London SE1 website team

The former South Eastern Railway offices in Tooley Street have been included in a new list of the country's top 10 endangered Victorian and Edwardian buildings.

Tooley Street features in list of top 10 endangered Victorian & Edwardian buildings

We reported in July that heritage minister John Penrose had refused to grant listed building status to the structure at 64-84 Tooley Street.

Now the Victorian Society has included the building on its annual list of threatened structures from the Victorian and Edwardian age.

Network Rail says that the building must be demolished in order to create a new entrance to the ground-level concourse it is proposing for London Bridge Station.

The Victorian Society is now appealing against the minister's decision not to list the South Eastern Railway building after unearthing evidence that 64-84 Tooley Street was designed by Charles Barry Junior and is his only surviving commercial building.

"Many of the buildings on the top ten have suffered years of neglect but the South Eastern Railway office is still in use and in good condition," says Dr Ian Dungavell, director of the Victorian Society.

"There is also no operational need for this destruction. To knock this attractive historic building down to create a wider pavement is unnecessary and wasteful."

Campaign group SAVE Britain's Heritage has also called for the building to be incorporated into the rebuilt station.

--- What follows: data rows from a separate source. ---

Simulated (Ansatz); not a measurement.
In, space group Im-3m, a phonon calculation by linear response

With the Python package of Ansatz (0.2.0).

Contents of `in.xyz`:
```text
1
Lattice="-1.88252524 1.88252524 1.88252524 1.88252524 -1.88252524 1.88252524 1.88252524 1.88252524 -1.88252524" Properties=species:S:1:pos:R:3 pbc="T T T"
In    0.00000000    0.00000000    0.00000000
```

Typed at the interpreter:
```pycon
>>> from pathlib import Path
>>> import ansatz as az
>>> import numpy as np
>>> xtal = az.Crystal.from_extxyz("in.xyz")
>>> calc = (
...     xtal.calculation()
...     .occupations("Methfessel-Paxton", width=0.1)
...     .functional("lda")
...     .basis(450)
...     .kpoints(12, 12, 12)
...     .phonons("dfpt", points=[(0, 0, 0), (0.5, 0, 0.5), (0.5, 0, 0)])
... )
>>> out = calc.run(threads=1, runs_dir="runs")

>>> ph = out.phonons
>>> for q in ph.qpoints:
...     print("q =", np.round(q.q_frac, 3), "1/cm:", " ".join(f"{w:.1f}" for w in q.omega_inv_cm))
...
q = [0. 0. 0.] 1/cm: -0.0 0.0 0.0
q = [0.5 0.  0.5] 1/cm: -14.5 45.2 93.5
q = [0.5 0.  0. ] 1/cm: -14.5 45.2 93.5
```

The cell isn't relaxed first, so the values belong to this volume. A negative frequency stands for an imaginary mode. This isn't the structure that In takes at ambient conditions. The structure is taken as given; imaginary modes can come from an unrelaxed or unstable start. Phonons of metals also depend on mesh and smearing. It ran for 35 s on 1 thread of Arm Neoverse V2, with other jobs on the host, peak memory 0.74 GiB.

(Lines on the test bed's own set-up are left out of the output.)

In a recent letter to Southwark Council on behalf of Network Rail, Erica Mortimer of planning agents CgMs wrote: "We understand that the issue here is that the justification for the loss of the unlisted building at 64-84 Tooley Street has not been sufficiently presented.

"We are preparing a document which sets out further statements about the need to demolish the building which we will submit shortly."

The building's tenants, including the Tuli restaurant and Winston Churchill's Britain at War Museum, have also objected to Network Rail's plans.

• Network Rail will be giving a presentation on its plans for London Bridge at Bermondsey Community Council's planning meeting on Thursday 13 October, 6pm at 160 Tooley Street.